What are the tools I use daily that I could contribute to?
- Visual Studio Code My text editor of choice when I don't need an IDE. I've implemented a few plugins for VSC and use it daily to write personal notes as well as blog articles. I sometimes make use of its diff tool to merge changes from Sourcetree.
- Pycharm My IDE of choice when I write python. Very powerful, easy to get used to if you've used other Jetbrains IDE (I've used PHPStorm for more than 5 years). Extremely useful to run a specific unit test using pytest or to debug a complex issue by putting breakpoints and investigating the internal state of the program.
- Docker I use docker at work to containerize all of our dependencies so that it is somewhat easy to deploy what we develop in "any" environment, that is, an environment where docker (or similar, such as Kubernetes) is installed.
- Drone CI We use Drone CI at work to do continuous integration and I consider this tool to be an essential part of my daily work. When people push code to github and it fails on Drone CI, I can use this information to help them fix their issues. We also use it has part of our PR process to ensure that the PR passes all the expected tests so that we do not introduce faulty code into our master branch.
- Dependabot A few months ago I had introduced dependabot into my dependency management practices. It was highly useful to get automated PRs with updates to libraries we depended on. However, since the release of poetry 1.0.0, dependabot has not been able to update my python dependencies and has been left unused. I've created a PR which I hope will move this issue forward and get dependabot working again with poetry.
- Plotly I used to use the highcharts plotting library until someone at work introduced me to plotly. Plotly.js is open source software and released under the MIT license, which makes it an ideal library to use in personal as well as commercial software.
- Pandas I do machine learning development for a living nowadays and I depend highly on pandas. I don't think there's a single work day that goes by in which I don't whip out at least one
- Scikit-learn Similar to my dependency on pandas, my dependency on Scikit-learn is on a daily basis. Unlike the DummyRegressor documentation suggests, I use it for real problems and it's definitely useful!
- Dask / Distributed In order to scale both horizontally and vertically machine learning problems I've leaned on dask and distributed. Their use of delayed and Futures has made it simple to migrate simple for loops code into highly distributed tasks which can be monitored through a bokeh dashboard.
- pytest Who writes code without testing it? Pytest is the PHPUnit of python for me, an essential component that is used daily to ensure that code doesn't regress more than it needs to.
- mypy Python typing system is pretty weak in my opinion. I miss using PHP typing system, as well as its visibility system. Mypy is similar to doing a code compilation pass and verifying that the types specified in a function signature are the types of the arguments given to that function. It is useful in order to detect mistakes in the arguments being passed to a function.
- isort I'm a tidy man. I like when my imports are ordered alphabetically. That's what isort is there for.
- black I don't particularly like discussing code style with others because everyone has their own quirks and creating a code style that everyone agrees on is as difficult as agreeing on whether tabs or spaces should be used. black is highly opinionated and doesn't allow for much to be tweaked, while it also has a sensible style that sometimes can make you crazy.

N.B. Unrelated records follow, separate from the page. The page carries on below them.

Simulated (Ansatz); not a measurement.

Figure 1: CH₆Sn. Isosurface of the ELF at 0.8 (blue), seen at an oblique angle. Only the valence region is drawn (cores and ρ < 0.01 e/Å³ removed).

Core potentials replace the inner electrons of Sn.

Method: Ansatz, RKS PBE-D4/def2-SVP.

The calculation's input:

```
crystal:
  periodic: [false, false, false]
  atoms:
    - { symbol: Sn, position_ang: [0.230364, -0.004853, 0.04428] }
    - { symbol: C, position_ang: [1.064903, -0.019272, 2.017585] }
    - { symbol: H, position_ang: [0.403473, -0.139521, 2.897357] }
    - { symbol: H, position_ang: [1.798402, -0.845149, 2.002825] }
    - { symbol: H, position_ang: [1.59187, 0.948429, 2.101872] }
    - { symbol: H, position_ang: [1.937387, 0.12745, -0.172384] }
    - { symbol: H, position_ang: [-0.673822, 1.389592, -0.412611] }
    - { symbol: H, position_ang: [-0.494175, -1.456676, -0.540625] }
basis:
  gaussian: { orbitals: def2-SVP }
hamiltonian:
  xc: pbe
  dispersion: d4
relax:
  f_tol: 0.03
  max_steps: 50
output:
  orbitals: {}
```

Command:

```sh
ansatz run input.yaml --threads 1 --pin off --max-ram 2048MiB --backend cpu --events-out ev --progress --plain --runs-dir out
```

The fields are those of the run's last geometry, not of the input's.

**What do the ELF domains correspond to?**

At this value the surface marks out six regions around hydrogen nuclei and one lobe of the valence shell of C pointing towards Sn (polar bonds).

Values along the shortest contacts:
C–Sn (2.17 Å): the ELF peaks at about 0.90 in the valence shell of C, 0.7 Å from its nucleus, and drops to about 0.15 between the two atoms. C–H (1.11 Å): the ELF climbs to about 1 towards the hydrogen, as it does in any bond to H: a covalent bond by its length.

- prospector Prospector allows you to run a variety of linters on your code, which is quite useful when you like your code to be as standard and pretty as I like it. Some of the tools also look for code complexity, which helps you identify nightmares before they're in the master branch.
- poetry I've used pip, I've used pipenv, requirements.txt, setup.py, etc. I didn't like the setup.py because since I've used composer (for PHP), I've always seen dependency management as something that shouldn't require code to define. I didn't like the requirements.txt/.lock variants because it was never clear how those were generated and if they were kept up to date together since you could use the requirements.txt as soft dependencies and requirements.lock as hard dependencies that you had to freeze yourself (which many people didn't know about). pipenv Pipfile was alright, but adding dependencies seemed to take longer and longer, which wasn't a pleasant experience, especially when the package you wanted to add didn't want to play nice with the other packages. poetry was the closest experience I got to composer.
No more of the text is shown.